The revival of the Blue Jays started when General Manager J.P. Ricciardi was fired. Taking over would be former scouting coordinator Alex Anthopoulos who had a lot of work to do with a Blue Jays team that found itself always looking up to the Yankees and Red Sox in the AL East. Needless to say, Anthopoulos has been a revelation for the fans in Toronto as he hasn’t hesitated to make the necessary trades.
Trading Roy Halladay was bittersweet for the fanbase but it made the team better in the long run. Here are some of the notable deals that Anthopoulos has pulled off:
* Trading Halladay to Philadelphia for prospects including rising pitcher Kyle Drabek.
* Getting rid of Vernon Wells’ big contract by shipping him to the Angels.
* Trading proven starter Shaun Marcum to Milwaukee for highly touted 3B Brett Lawrie.
* Trading for young stars SS Yunel Escobar, 2B Kelly Johnson, and OF Colby Rasmus at their lowest value.
With Escobar, Johnson, and Rasmus, the Blue Jays have three guys that can easily give them at least 20 HRs and 80 RBIs if they reach their full potential. Combine that with rising superstar Brett Lawrie, (who has drawn comparisons to Mike Schmidt), and the Blue Jays have a brilliant core of young guys that can make for a scary lineup. Behind the leadership of sluggers OF Jose Bautista and 1B/DH Adam Lind, Toronto looks to compete with New York and Boston for years to come.

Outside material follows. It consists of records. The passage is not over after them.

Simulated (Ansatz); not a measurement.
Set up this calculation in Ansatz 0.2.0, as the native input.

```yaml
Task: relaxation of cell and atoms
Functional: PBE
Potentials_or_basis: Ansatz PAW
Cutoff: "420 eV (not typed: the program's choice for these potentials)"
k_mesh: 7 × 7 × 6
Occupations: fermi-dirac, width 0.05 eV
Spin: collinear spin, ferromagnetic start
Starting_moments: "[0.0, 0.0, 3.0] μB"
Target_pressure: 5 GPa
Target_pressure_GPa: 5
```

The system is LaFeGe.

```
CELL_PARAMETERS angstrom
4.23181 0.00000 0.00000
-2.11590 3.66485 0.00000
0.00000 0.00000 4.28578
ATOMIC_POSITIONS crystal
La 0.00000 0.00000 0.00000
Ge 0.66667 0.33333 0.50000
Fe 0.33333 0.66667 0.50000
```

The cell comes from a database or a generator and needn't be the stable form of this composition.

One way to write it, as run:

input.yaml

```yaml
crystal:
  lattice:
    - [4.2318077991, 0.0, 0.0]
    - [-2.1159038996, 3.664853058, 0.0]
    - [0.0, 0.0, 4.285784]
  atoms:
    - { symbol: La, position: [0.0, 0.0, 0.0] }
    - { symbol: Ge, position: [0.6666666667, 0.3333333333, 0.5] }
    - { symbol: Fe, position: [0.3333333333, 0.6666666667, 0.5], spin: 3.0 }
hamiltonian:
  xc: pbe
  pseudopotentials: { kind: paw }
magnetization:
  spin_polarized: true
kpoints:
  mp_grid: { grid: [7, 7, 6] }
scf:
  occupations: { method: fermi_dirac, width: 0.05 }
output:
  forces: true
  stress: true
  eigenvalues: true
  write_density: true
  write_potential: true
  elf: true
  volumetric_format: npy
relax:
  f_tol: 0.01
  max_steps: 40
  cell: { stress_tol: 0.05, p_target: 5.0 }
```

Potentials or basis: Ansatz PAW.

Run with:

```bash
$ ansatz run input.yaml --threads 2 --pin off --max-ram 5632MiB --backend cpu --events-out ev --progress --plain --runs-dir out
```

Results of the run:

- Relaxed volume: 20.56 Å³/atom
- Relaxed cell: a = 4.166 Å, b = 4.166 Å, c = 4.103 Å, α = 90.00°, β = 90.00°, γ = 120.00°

However, as bold as Anthopoulos has been in Toronto, he has proven to be hesitant when it comes to signing “the big free agent”. The big contract that former GM J.P. Ricciardi gave to Vernon Wells likely contributed to the passive nature of the guys in the Blue Jays’ front office. But, the time to sign “the big free agent” may be now for the Jays.
Recent reports indicate that not only is free agent first baseman Prince Fielder interested in the Blue Jays, they are at the top of his list.
In 2011, the 27-year-old Fielder posted a .299 batting average, 38 home runs, 120 runs batted in, .415 on-base percentage and 95 runs scored with Milwaukee. The five-foot-11, 275-pounder is also durable, having played 162, 161 and 162 contests in each of the last three seasons.
Fielder would be a game-changer and could help Toronto at the gate after the Jays ranked 25th out of 30 major league teams last year in attendance with an average of 22,445 per game.
Because of all the Albert Pujols talk, Prince Fielder has been somewhat forgotten. But not only may Fielder be a better long-term signing than Pujols, he may likely come cheaper. Fielder is younger, has proven to be durable, and has finally improved his batting average while continuing to put up serious power numbers. Additionally, the stats won’t show it but Fielder’s defense has improved tremendously since he broke in as a rookie for the Brewers.
Bringing Fielder to Toronto would be a HUGE step towards creating a championship-caliber team in Toronto. Prince Fielder and Jose Bautista would provide as good a 1-2 power hitting combo as there is in all of baseball. Combine that with the potential emergence of guys like Yunel Escobar, Brett Lawrie, and Colby Rasmus and the Blue Jays could be ready to challenge New York and Boston for the AL East crown.
Also, MLB Commissioner Bud Selig has announced that the league will add a Wild Card team in each league no later than 2013. So even if the Jays don’t win their division, their chances of sneaking in the playoffs and doing damage are a lot better.
Toronto hasn’t made the playoffs since 1993 when they won it all on Joe Carter’s walk off home run. The Blue Jays faithful are craving for a shot at the playoffs and another title and while Prince Fielder might not be the “missing link”, bringing him to Toronto would go a long way in making baseball relevant in Canada once again.